After seeing an improvement in sentiment at the turn of the year, German property financing sentiment has fallen back in the second quarter to levels seen last autumn, according to the latest reading of the DIFI Index, managed by property advisor JLL and the ZEW Centre for European Economic Research.

The index dropped 6.7 points for the quarter over 1Q16 to 8.3 points, and a full 20 points on 2Q15, with the decline most pronounced in the retail and logistics sectors.

The sentiment baromer for the financing environment over the past six months fell by 6.2 points, while expectations for the coming six months showed a 7.3 points decline, both indicating rising pessimism. According to Markus Kreuter, team leader for Debt Advisory Germany at JLL, “What we're seeing is, on the one hand, the financing environment profiting from the continued expansive monetary policy of the ECB. And on the other, uncertainties arising from the Brexit referendum and the development of the immigration of refugees into Europe acting to dampen market expectations.”

Helge Scheunemann, head of research at JLL Germany, commented: "The somewhat more sceptical assessment of the financing environment and more pessimistic expectations affect all asset categories." However, the biggest falls were in the retail and logistics sectors, with retail losing 8.4 points, and logistics 13.4 points on the previous quarter.

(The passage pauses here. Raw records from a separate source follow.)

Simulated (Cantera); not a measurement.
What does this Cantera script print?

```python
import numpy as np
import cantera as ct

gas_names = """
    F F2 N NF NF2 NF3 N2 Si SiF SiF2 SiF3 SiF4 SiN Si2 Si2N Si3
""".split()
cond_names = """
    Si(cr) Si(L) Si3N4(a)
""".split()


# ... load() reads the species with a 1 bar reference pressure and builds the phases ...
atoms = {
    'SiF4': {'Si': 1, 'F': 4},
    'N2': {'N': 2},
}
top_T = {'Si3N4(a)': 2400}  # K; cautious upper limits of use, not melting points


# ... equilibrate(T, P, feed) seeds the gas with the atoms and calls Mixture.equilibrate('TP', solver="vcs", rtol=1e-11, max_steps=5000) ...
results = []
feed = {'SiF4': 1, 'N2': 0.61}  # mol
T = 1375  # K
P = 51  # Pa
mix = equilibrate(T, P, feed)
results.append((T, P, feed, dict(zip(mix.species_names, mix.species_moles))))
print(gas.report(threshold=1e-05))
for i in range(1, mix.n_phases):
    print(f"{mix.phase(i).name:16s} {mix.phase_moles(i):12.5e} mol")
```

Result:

Oliver Lerbs, deputy head of financial markets at the ZEW, added: “Meanwhile, the economic basis remains surprisingly positive. Estimates show that first-quarter GDP rose by 0.7% compared to the previous quarter.”

However, the good news is that prospects for the refinancing markets have picked up again. “The development mirrors a correction of the pessimistic outlook caused by the stock market turbulences at the beginning of the year,” said Kreuter, adding that Pfandbriefe and mortgage-backed securities were being viewed as most positive.

The latest DIFI survey also included questions on market-typical margins and loan-to-value ratios. Margins range between 110 bps and 150 bps for core office, retail and logistics assets, and at around 90 bps for residential assets. This indicates that margins have picked up against 2015 but are still below those of 2014. For value-add assets, they range between 170 bps and 210 bps in the commercial sector, and at 130 bps for residential assets.

LTVs have fallen for core financing, while they remained stable for value-add. An exception is logistics properties – for those with LTVs of 70% or higher, margins have risen by 12 bps and by 16 bps in the value-add segment, compared to last year.